I set up a GERBIL instance on one of our servers, which you can use to test the communication between GERBIL and your annotator: http://139.18.2.164:1235/gerbil Simply open the configuration page, choose the task, skip the "Annotator" drop down menu and add a name and the URL of your annotator into the two fields below. Press the "Add another annotator" button and wait while GERBIL tests the connection to your annotator by sendnig a simple request. After that you can choose one of the OKE example or GS sample datasets and start an experiment.

Note that this GERBIL instance does not contain the evaluation datasets, even if you can choose them in the front end ;-) Chosing them simply leads to an error since I don't have them.

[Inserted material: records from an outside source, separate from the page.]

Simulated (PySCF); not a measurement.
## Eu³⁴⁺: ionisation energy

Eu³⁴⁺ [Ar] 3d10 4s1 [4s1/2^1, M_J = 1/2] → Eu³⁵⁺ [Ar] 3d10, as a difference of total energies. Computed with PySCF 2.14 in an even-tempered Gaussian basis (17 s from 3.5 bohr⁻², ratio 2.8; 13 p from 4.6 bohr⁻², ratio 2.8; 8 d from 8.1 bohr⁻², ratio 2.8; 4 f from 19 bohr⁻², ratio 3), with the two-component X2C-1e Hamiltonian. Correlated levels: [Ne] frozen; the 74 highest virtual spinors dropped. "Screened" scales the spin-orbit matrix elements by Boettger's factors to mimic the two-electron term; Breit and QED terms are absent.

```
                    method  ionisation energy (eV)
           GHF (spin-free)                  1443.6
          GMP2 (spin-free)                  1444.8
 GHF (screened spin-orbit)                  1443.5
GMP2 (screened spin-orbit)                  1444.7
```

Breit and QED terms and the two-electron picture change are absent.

Please let me know if you have problems or further questions.

Cheers, Michael

anuzzolese commented 9 years ago

@MichaelRoeder can you clarify what @rtroncy pointed out, i.e.,

Thanks @anuzzolese, this helps. You wrote that GERBIL will send a NIF-compliant turtle containing one ore more sentences while @MichaelRoeder wrote in this comment that it will be a single sentence. > I assume the later is correct.

This is very important for the description of the evaluation I am going to circulate.

Thanks in advance.

MichaelRoeder commented 9 years ago

Hi all,

GERBIL sends exactly one single document per request.

Unfortunately, NIF does not define a class "document". Thus, we decided that for GERBIL a document is every Resource that is an instance of nif:context and has a property nif:text.

In practice, that means that the example dataset for task 1 contains 2 documents - http://www.ontologydesignpatterns.org/data/oke-challenge/task-1/sentence-1#char=0,146 and http://www.ontologydesignpatterns.org/data/oke-challenge/task-1/sentence-2#char=0,192.

Does this answer the question or did I missunderstood it?

anuzzolese commented 9 years ago

OK, this means that if I have 20 sentences then GERBIL sends 20 requests to each system to evaluate. Is this correct?

MichaelRoeder commented 9 years ago

What I tried to say is that it simply depends on the strucure of your RDF data. If you are defining every sentence as its own nif:context - as it has been done in the example datasets - GERBIL will send 20 requests. If you have only one single context containing all 20 sentences, GERBIL will send only one request.

anuzzolese commented 9 years ago

Perfectly clear.

rtroncy commented 9 years ago

Yes, indeed, clear ... for you @anuzzolese :-) Since you're the only who has seen the test dataset and how you have packaged the rdf data, can you confirm us that it will be shaped as the training dataset and that consequently, we will receive as many requests from GERBIL as there are sentences to process?

anuzzolese commented 9 years ago

Yes, indeed, clear ... for you @anuzzolese

:-) The evaluation dataset is shaped as the training dataset in terms of the nature and the number of sentences. Your system will receive a request for each sentence because we use a nif:context for identifying each sentence in the dataset.

Is this an issue for you @rtroncy ?

rtroncy commented 9 years ago

No problem then, we just had to know what to expect. Now, this is clear (hopefully for all)